Parallel Structures in Pre-training Data Yield In-Context Learning
This addresses the problem of understanding ICL mechanisms for researchers in NLP, providing insights into data-driven learning, but it is incremental as it builds on existing knowledge of pre-training effects.
The study investigated the source of in-context learning ability in pre-trained language models by identifying parallel structures in pre-training data as a key factor, and found that removing these structures reduced ICL accuracy by 51% compared to a 2% drop from random ablation.

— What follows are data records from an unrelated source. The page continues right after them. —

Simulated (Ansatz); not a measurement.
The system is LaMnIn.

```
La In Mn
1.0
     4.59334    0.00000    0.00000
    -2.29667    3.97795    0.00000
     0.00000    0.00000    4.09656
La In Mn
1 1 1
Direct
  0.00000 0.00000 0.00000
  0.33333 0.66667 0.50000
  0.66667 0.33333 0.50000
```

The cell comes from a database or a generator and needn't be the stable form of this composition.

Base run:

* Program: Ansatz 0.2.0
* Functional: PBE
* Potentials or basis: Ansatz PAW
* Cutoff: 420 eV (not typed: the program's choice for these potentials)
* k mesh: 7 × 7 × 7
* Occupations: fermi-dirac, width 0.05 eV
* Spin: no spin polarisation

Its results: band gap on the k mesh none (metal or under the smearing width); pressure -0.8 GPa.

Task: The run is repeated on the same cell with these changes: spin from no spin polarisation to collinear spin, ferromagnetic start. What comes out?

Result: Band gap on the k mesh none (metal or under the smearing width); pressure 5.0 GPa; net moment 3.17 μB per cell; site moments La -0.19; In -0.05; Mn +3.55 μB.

Pre-trained language models (LMs) are capable of in-context learning (ICL): they can adapt to a task with only a few examples given in the prompt without any parameter update. However, it is unclear where this capability comes from as there is a stark distribution shift between pre-training text and ICL prompts. In this work, we study what patterns of the pre-training data contribute to ICL. We find that LMs' ICL ability depends on $\textit{parallel structures}$ in the pre-training data -- pairs of phrases following similar templates in the same context window. Specifically, we detect parallel structures by checking whether training on one phrase improves prediction of the other, and conduct ablation experiments to study their effect on ICL. We show that removing parallel structures in the pre-training data reduces LMs' ICL accuracy by 51% (vs 2% from random ablation). This drop persists even when excluding common patterns such as n-gram repetitions and long-range dependency, showing the diversity and generality of parallel structures. A closer look at the detected parallel structures indicates that they cover diverse linguistic tasks and span long distances in the data.